Hitting The Wall: “The Tragedy of the Commons” in the marathon.

All of us marathoners have a feared enemy: “The Wall”—that shock of exhaustion that always hits around mile 19. Those of us who are ultrarunners have gotten to know it better than our oldest friend. For some of us, it just might be our oldest friend.

We’re all beset by The Wall, until one day we outrun it, and it vanishes in the road behind us.

But why is The Wall such a shared experience? Why does it happen? And perhaps most intriguing: is it possible to find a way around it?

Yes. Systems thinking lets us explore recurring patterns of behavior, which is why it helps us to understand The Wall. The Wall isn’t inevitable; it isn’t “a fact of life” for runners. Most runners use their bodies in a particular way, and The Wall arises from the reality that most runners don’t use their bodies in the right way.

How many times have I heard a runner say, near the beginning of the race: “I’ll charge up this hill while I still have energy!”

Many. And that’s because the patterns of behavior that elicit such thinking are rampant.

And what’s the problem with this?

The problem is that we don’t quite understand how the body functions—and don’t use that knowledge when it counts. In a four-hour timeframe, energy isn’t fungible in any sense that matters: it isn’t a matter of time until the body runs out of energy. It’s a matter of rate of consumption. The reason that running out of energy is seen as a matter of time—and the reason The Wall is a “reality” of marathoning—is because the paradigmatic approach to running is to  consume the body’s common pool of resources with this sort of shortsighted abandon.

In other words, there is a systemic structure underlying all of this: a cultural focus on short-term gains (think quarterly report vs. four-decade growth plan) seeps into our athletic dispositions. Then combine that with the fact that Mr. Average Runner started running at 25, and moved into marathoning at 27. There you have someone who, despite his best intentions, isn’t correctly equipped to move away from the quarterly-report kind of thinking that helps him so much at the office. This person isn’t correctly equipped to grapple with all of the physical and physiological requirements of the marathon—and this forces their body into a short-term kind of thinking: survive NOW; consume NOW; worry about the rest later.

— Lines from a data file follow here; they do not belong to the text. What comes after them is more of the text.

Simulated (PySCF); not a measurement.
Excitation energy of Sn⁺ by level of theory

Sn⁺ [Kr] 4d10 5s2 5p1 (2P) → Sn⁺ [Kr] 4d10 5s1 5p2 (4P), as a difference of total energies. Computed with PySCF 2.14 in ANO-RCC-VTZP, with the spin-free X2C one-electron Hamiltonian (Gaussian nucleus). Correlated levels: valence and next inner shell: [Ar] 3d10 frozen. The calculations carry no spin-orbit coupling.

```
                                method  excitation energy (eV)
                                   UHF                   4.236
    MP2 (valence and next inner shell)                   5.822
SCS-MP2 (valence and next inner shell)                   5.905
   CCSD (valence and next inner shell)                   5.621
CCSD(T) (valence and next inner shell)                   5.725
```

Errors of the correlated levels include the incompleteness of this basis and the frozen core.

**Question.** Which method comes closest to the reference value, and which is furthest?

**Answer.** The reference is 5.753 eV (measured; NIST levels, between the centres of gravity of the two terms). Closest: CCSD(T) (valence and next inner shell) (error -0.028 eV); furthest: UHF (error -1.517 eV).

And when this situation occurs over and over until it becomes the statistical majority, you get an “artifact of thought,” a “thing” that the pattern of thought—in this case short-term thinking—has created. In this case, the artifact of thought is a common experience: The Wall.

Because that experience now has a name, and is socially real, you create the situation where people become existentially validated by encountering it: hitting The Wall means that you are a marathoner; you now bear the badge.

A situation is created where The Wall becomes a self-fulfilling prophecy: it has become so real that, because John Q. Runner now expects it, he tells his buddy that they should go at it right now, because when they hit the magical “wall,” that energy is going to disappear: “while I still have energy.”

The systemic structure that creates this situation is quite widespread. It even has a name: “The Tragedy of the Commons.”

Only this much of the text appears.